Today we’d like to introduce you to Kalen Whitfield.

Kalen, we’d love to hear your story and how you got to where you are today both personally and as an artist.
I’m a kid who grew up making indie cartoons in the basement!

In the late 90’s/early 2000’s the internet was soaked in Flash-based indie content on sites like Newgrounds and AlbinoBlackSheep. Flash was getting passed around like crazy and gave kids who did nothing but draw in class an outlet for all their cartoon and videogame ideas. When I got my hands on Flash at 12, my life began to immediately and irreparably revolve around cartoons. I spent all of my spare time studying the program up and down, running drills on every tutorial I could find and at 15, I uploaded my first internet cartoon to Newgrounds. I’m 30 now and there hasn’t been a moment in my life since that I haven’t been working on a personal film. I haven’t gone a year without releasing an indie project since. I became a face in the crowd of hundreds of other kids making raunchy, self-indulgent Flash cartoons, and it was all I could think about and little else mattered to me.
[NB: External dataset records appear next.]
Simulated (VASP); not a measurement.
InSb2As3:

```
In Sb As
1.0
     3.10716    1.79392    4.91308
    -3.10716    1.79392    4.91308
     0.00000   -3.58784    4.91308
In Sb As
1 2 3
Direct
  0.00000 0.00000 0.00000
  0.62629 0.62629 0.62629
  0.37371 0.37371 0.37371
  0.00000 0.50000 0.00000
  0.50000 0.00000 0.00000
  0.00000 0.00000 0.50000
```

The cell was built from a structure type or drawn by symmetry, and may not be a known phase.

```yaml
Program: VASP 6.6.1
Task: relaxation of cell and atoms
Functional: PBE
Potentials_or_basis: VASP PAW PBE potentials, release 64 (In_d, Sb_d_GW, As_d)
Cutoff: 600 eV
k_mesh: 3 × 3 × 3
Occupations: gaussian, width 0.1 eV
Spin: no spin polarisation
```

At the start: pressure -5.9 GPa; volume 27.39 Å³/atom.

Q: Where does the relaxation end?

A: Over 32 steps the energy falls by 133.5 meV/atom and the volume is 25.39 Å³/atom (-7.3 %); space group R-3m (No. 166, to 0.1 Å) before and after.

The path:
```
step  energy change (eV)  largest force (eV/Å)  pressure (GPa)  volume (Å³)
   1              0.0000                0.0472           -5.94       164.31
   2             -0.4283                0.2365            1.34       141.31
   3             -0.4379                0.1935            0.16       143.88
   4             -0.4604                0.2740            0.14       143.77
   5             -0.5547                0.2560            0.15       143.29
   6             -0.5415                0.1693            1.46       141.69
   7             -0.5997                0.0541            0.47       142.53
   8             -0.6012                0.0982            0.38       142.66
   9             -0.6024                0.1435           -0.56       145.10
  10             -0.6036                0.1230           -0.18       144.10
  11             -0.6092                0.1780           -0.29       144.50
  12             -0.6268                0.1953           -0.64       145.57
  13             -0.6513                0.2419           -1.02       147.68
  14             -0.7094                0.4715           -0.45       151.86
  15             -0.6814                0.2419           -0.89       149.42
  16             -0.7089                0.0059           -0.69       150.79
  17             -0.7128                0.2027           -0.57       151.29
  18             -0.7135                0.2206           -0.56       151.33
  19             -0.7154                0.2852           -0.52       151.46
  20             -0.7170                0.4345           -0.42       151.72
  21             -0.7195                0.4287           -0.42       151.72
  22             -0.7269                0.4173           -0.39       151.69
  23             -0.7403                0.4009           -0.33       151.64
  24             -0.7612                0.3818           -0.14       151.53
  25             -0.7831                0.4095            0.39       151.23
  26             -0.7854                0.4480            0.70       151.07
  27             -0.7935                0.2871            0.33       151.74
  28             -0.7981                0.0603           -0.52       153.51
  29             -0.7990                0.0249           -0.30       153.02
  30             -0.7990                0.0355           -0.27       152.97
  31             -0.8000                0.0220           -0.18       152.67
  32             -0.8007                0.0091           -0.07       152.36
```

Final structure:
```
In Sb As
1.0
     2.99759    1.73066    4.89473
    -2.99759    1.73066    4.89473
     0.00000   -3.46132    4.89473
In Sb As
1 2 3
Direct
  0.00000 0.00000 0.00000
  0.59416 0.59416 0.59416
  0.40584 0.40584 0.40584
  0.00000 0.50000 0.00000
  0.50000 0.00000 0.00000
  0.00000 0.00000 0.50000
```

I went to a pretty normal animation school when I hit adulthood, but I quickly learned that the larger animation community wasn’t as anything-goes as the raunchy internet cartoon community; I had a hard time convincing some of my teachers that I was serious about animation when everybody else was chasing the Disney/Looney Tunes classic cartoon vibe. Internet cartoons were raunchy, gory, full of sex and provocative humor and could look like or be about anything so I went through a bit of a culture shock. A few teachers had told me my ideas were dumb or things I had done or seen on the web myself “weren’t possible,” so I spent a lot of time trying to make technically high-quality work that still had a ball-to-the-wall 2000’s internet feel I loved, mostly out of spite.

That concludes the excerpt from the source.